Not just any kind of student talk is expected to be productive for supporting or challenging students' thinking. Providing explanations is positively related to achievement outcomes, even when prior achievement is controlled for, whereas giving only answers is not related or is negatively related to achievement outcomes (Webb & Palincsar, 1996). Beyond providing answers, students must describe how they solve problems and why they propose certain strategies and approaches. Moreover, when describing their thinking, students must be precise and explicit in their talk, especially providing enough detail and making referents clear so that the teacher and fellow classmates can understand their ideas (Nathan & Knuth, 2003; Sfard & Kieran, 2001).
Teacher Moves to Support Student Explanations
Despite the demonstrated importance of students' explaining their thinking, "teacher-centered instruction continues to dominate elementary and secondary classrooms" (Cuban, 1993). In most classrooms students infrequently ask questions (Graesser & Person, 1994), and teacher talk typically dominates classroom discourse (Cazden, 2001). Moreover, the vast majority of teacher queries consist of short-answer, low-level questions that require students to recall facts, rules, and procedures (Graesser & Person, 1994), rather than high-level questions that require students to draw inferences and synthesize ideas (Hiebert & Wearne, 1993; Webb, Nemer, & Ing, 2006). International comparisons mirror these findings. The lack of opportunities in U.S. classrooms for students to discuss connections among mathematical ideas and to reason about mathematical concepts constituted one of the most prominent findings of the Third International Mathematics and Science Study (Hiebert et al., 2003; Stigler & Hiebert, 1999). Additionally, these descriptions of the level of student participation echo those made two or more decades ago (e.g., Cazden, 1986; Doyle, 1985; Gall, 1984; Mehan, 1985).
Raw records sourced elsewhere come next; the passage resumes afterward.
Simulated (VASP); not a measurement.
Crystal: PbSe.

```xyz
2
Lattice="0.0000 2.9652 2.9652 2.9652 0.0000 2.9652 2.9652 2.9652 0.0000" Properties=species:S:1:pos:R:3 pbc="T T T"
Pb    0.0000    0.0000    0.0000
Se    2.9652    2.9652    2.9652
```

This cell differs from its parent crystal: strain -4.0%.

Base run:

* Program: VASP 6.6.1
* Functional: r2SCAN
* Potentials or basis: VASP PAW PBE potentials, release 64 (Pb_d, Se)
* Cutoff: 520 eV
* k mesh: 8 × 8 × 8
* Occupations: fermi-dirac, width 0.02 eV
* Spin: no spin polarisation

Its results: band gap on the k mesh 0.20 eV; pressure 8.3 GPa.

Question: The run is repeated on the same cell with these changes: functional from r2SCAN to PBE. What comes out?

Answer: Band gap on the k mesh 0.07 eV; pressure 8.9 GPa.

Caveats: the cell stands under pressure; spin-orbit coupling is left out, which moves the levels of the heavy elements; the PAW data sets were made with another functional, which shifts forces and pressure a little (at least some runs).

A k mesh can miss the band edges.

Yet we know from a growing body of work that teachers' questions scaffold students' engagement with the task, shape the nature of the classroom environment, and create opportunities for learning high-level mathematics (Boaler & Brodie, 2004; Kazemi & Stipek, 2001; Smith, 2000; Stein, Remillard, & Smith, 2007). We also know that teachers' questions can serve as a way to move students through the task in a specified way, ensuring they get the correct answer (Wood, Cobb, & Yackel, 1991). Finding the balance in the types of questions and when to ask them can make a large difference in how students continue to participate.
A number of researchers have begun to make explicit the moves a teacher may make to support students in making their mathematical thinking explicit, such as asking students to share their ideas publicly and using those ideas as the basis of conversation. For example, Wood (1998) examined the role of the teacher when supporting students to make explanations and found that teachers used different approaches: taking on some of the mathematical work and moving students in a direction teachers thought most critical ("funneling") versus encouraging students to do most of the mathematical work by focusing attention on particular aspects of students' explanations without guiding students in a specific, predetermined direction ("focusing").
Much remains to be learned about how teacher questioning in mathematics classrooms can help students participate in ways that allow them to make explicit their mathematical thinking and lead them to formulate complete and correct strategies. In this study, we look closely at the questions teachers ask as they engage with their students in mathematical conversation and the ways in which students participate in relation to teacher questioning.
Method
Building on the large-scale study of professional development by Jacobs and colleagues (2007), we selected teachers who had been engaged in the algebraic reasoning professional development for more than a year. In this article, we focus on three classrooms and the ways the teachers asked questions to help students make public and extend their mathematical thinking. We chose these teachers for observation and analysis because they came from similar schools, taught similar concepts and skills, used similar classroom structures (a combination of collaborative group and whole-class discussion of problem-solving strategies), but showed substantial differences in student achievement on posttests of algebraic thinking. We videotaped and audiotaped conversations in these classrooms in ways that allowed us to document what students said to the teacher and to each other so that we could closely analyze the relationship between teacher practice and student participation.
Participants
The three elementary school classrooms (two second grade, one third grade) analyzed here come from a large urban school district in Southern California. Prior to the algebraic thinking professional development and the large-scale study, the district administrators and teachers recognized the value of engaging in algebraic reasoning in elementary school, and long-term plans for overall school improvement were under way. The district, in its 2nd year of new leadership when the study began, had a history of poor performance and a long-standing sense from those outside the district that it would never do well. According to the state's ranking system and standardized test scores, it was one of the lowest performing school districts in California. As in many urban school districts, hiring and retaining qualified teachers was a struggle. Although the district was making progress, at the beginning of the study, only 57% of the teachers in the district held credentials and 30% of the teachers were in their 1st or 2nd year of teaching. The community served by this district had shifted from being predominantly African American to being predominantly Latino, and at the time of our work, the schools served students of whom 99% were minority, 52% were classified as English language learners, and 93% received free or reduced-cost lunch.
Professional Development Program
Participating teachers engaged in professional development to explore the development of students' algebraic reasoning and, in particular, how that reasoning could support students' understanding of arithmetic. The professional development content, drawn from Thinking Mathematically: Integrating Arithmetic and Algebra in the Elementary School (Carpenter, Franke, & Levi, 2003), highlighted "relational thinking," including (a) understanding the equal sign as an indicator of a relation, (b) using number relations to simplify calculations, and (c) generating, representing, and justifying conjectures about fundamental properties of...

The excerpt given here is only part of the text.